DS-TDNN: Dual-stream Time-delay Neural Network with Global-aware Filter for Speaker Verification

TL;DR

This paper introduces DS-TDNN, a dual-stream neural network with a global-aware filter layer that captures long-range dependencies, significantly improving speaker verification accuracy especially on longer utterances while reducing computational costs.

Contribution

The paper proposes a novel GF layer and a dual-stream TDNN architecture that effectively model global context and local features simultaneously for speaker verification.

Findings

Achieves 10% relative improvement over ECAPA-TDNN in speaker verification.

Reduces computational cost by 20% compared to ECAPA-TDNN.
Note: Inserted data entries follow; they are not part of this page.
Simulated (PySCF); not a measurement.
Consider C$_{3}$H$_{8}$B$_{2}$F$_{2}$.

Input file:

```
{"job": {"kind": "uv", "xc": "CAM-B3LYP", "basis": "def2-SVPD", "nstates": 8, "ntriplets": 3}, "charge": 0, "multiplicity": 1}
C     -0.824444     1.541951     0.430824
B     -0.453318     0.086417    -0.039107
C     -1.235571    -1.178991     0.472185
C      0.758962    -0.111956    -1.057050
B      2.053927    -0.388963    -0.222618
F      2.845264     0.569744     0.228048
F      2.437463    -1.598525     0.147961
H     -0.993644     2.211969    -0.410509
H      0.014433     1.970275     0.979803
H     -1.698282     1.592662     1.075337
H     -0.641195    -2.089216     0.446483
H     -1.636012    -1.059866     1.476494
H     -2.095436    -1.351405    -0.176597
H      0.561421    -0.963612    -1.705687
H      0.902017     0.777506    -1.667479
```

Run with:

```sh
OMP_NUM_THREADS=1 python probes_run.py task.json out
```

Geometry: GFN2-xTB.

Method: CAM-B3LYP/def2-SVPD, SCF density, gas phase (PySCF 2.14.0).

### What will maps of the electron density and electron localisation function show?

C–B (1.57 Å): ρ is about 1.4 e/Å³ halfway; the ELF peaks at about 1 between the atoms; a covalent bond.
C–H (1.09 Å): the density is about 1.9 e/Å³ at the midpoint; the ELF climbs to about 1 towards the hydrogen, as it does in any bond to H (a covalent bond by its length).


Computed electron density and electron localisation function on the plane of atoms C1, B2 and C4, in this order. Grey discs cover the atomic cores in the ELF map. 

Outperforms residual and attention-based models on variable-length utterances.

Abstract

Conventional time-delay neural networks (TDNNs) struggle to handle long-range context, their ability to represent speaker information is therefore limited in long utterances. Existing solutions either depend on increasing model complexity or try to balance between local features and global context to address this issue. To effectively leverage the long-term dependencies of audio signals and constrain model complexity, we introduce a novel module called Global-aware Filter layer (GF layer) in this work, which employs a set of learnable transform-domain filters between a 1D discrete Fourier transform and its inverse transform to capture global context. Additionally, we develop a dynamic filtering strategy and a sparse regularization method to enhance the performance of the GF layer and prevent overfitting. Based on the GF layer, we present a dual-stream TDNN architecture called DS-TDNN for automatic speaker verification (ASV), which utilizes two unique branches to extract both local and global features in parallel and employs an efficient strategy to fuse different-scale information. Experiments on the Voxceleb and SITW databases demonstrate that the DS-TDNN achieves a relative improvement of 10\% together with a relative decline of 20\% in computational cost over the ECAPA-TDNN in speaker verification task. This improvement will become more evident as the utterance's duration grows. Furthermore, the DS-TDNN also beats popular deep residual models and attention-based systems on utterances of arbitrary length.